Kitty crosses her fingers behind her back, but outwardly encourages Marley, saying that she understands. I still can’t tell if Kitty plans to actually do damage, and what the point would be. Anyway, she makes an allusion to boys being like lumps of coal, that some turn into diamonds so Marley should collect as many as she can, and this obviously cuts straight into the girls’ group performance of the exact “Diamonds Are A Girl’s Best Friend”/”Material Girl” mash-up from Moulin Rouge. They are, however, wearing the the pink gowns of both Marilyn Monroe’s original Gentlemen Prefer Blondes performance of “Diamonds” and Madonna’s “Material Girl” video. Now, I may not be the judge in this competition, but surely, surely the girls should lose points for presenting an existing mash-up from a single movie when the boys performed something that was apparently meant to be a new arrangement that they came up with themselves? Oh, whatever. Why do I do this to myself?

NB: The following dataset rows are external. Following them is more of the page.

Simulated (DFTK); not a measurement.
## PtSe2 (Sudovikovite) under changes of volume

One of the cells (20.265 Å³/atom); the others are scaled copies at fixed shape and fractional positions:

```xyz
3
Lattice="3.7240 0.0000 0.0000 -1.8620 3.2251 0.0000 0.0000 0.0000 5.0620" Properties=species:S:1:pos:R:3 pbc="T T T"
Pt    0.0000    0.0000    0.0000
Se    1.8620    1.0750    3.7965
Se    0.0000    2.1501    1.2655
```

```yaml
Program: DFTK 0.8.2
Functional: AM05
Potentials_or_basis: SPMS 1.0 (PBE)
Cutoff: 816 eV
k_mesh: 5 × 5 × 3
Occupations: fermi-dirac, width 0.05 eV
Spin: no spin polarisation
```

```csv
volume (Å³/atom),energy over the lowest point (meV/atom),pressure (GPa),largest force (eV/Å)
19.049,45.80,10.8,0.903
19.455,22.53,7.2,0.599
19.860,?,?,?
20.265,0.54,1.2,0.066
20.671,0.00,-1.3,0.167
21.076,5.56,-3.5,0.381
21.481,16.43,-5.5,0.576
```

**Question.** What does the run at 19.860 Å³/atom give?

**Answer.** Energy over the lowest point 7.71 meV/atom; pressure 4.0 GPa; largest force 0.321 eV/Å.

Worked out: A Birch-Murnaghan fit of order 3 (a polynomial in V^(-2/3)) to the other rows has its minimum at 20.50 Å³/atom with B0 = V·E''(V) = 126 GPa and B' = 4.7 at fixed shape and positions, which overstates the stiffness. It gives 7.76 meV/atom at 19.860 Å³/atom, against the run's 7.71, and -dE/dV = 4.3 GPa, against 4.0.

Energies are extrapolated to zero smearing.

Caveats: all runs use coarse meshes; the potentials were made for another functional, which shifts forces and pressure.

Classes have resumed at NYADA, and Adam finds Kurt pirouetting alone in front of a mirror. He’s all smiles as he thanks Kurt for letting him stay during the storm, and isn’t shy about telling Kurt he wishes it could have been longer. Kurt agrees, coyly getting all childish and funny about the disappointment of the snow melting – “all the snowmen look like they have scoliosis” but says it was cool to get to hang out and watch movies. Adam frankly corrects him, saying “a movie,” and gently asks Kurt for the honest answer about he and Blaine singing that duet. Kurt says it’s true, but that it feels like it happened a lifetime ago. “Maybe that’s what’s hard about it,” he admits, which is an oddly introspective and true expression for Glee – the fact that sometimes what really hurts is how something you thought meant everything can somehow come to just not matter. Finding out that you don’t still feel the same way, that hurts. Adam asks if Kurt is still in love with Blaine, and if he was Kurt’s rebound. Kurt denies this, saying he desperately wants to be over Blaine, and Adam seems pleased by this answer, taking Kurt’s hand and smiling again, saying that they’re going to go out to the movies right then and there. Kurt is taken aback, but Adam says “Oh, I’m serious. We are going to go and find the sappiest love story that we can, and then that will be our movie.”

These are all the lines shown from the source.